We never put the word out and when it's just my wife and myself the line is never more than one deep anyway lol.

George


----------



## GraSsRo0ts311 (Jun 7, 2018)

Awesome stuff thanks guys.  I think I’m definitely gunna do it ahead of time at least the pork butts.  The ribs I would like to pull off when everyone gets here. But in terms of the pork to reheat does anyone have a good vinegar based finishing sauce? Thanks so much!

Mike


----------



## slapaho_injun (Jun 7, 2018)

You’ll be happy you did the butts ahead . Plan on 6 hrs for the ribs if you want them to fall off the bone, 5 if you don’t


----------



## bmudd14474 (Jun 7, 2018)

So this is a hard one. If I was catering id do one thing but when entertaining I tend to do way extra.

For this I would do 2 butts about 15-20 total lbs. Then id do 4-5 racks of ribs. 

You will have leftovers but in my house thats ok.

Good luck and Happy Birthday to your Son.


----------



## RiversideSm0ker (Jun 8, 2018)

GraSsRo0ts311 said:


> Awesome stuff thanks guys.  I think I’m definitely gunna do it ahead of time at least the pork butts.  The ribs I would like to pull off when everyone gets here. But in terms of the pork to reheat does anyone have a good vinegar based finishing sauce? Thanks so much!
> 
> Mike



Mike, I am going to go with this same suggestion I made in an earlier thread. This is only because you asked for something vinegar based. This is a super rich sauce based on Balsamic vinegar. I have used this on steak and chicken and it is amazing. I haven't used it on pork but I can tell you that the richness will really work well with the deep flavor of pork. My only suggestion would be to go light. If you are going to mix some in while you are pulling the pork then start light and work your way up tasting as you go. A little goes a long way. It makes an awesome dipping sauce as well.

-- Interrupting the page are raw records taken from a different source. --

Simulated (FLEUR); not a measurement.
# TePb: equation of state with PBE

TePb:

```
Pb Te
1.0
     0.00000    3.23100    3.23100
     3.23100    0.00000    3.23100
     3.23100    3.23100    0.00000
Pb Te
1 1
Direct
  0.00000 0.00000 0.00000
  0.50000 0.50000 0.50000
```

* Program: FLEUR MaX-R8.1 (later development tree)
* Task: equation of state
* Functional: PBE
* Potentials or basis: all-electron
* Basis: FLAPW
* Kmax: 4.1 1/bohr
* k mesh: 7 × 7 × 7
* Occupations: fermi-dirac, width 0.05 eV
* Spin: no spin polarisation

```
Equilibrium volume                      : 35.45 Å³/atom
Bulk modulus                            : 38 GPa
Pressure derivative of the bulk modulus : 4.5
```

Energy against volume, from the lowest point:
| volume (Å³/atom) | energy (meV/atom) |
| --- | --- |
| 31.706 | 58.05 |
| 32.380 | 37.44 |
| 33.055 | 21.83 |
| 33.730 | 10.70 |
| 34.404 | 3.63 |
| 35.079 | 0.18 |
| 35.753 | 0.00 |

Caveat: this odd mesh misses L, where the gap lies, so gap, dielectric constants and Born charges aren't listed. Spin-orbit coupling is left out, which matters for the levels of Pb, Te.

Just mix all of the ingredients together and bring to a boil. Leave it uncovered and reduce the heat to simmer for about 10 minutes or so. You are just thickening it up. I tend to go a bit longer to reduce it just a bit longer which really enhances the flavor. I do tend to go just a bit more with the garlic myself. I really like garlic but this is the recipe as originally intended. Enjoy.


1 cup balsamic vinegar
3/4 cup ketchup
1/3 cup brown sugar
1 garlic clove, minced
1 tablespoon Worcestershire sauce
1 tablespoon Dijon mustard
1/2 teaspoon salt
1/2 teaspoon freshly ground black pepper
George


----------



## GraSsRo0ts311 (Jun 12, 2018)

Okay guys I just bought the pork ( Boston butt) about 16 pounds total.  My question is I’m going to smoke these on Friday for Saturday so should I freeze them or can I keep in the fridge safely till friday?  Thanks guys really appreciate all the input.  

Mike


----------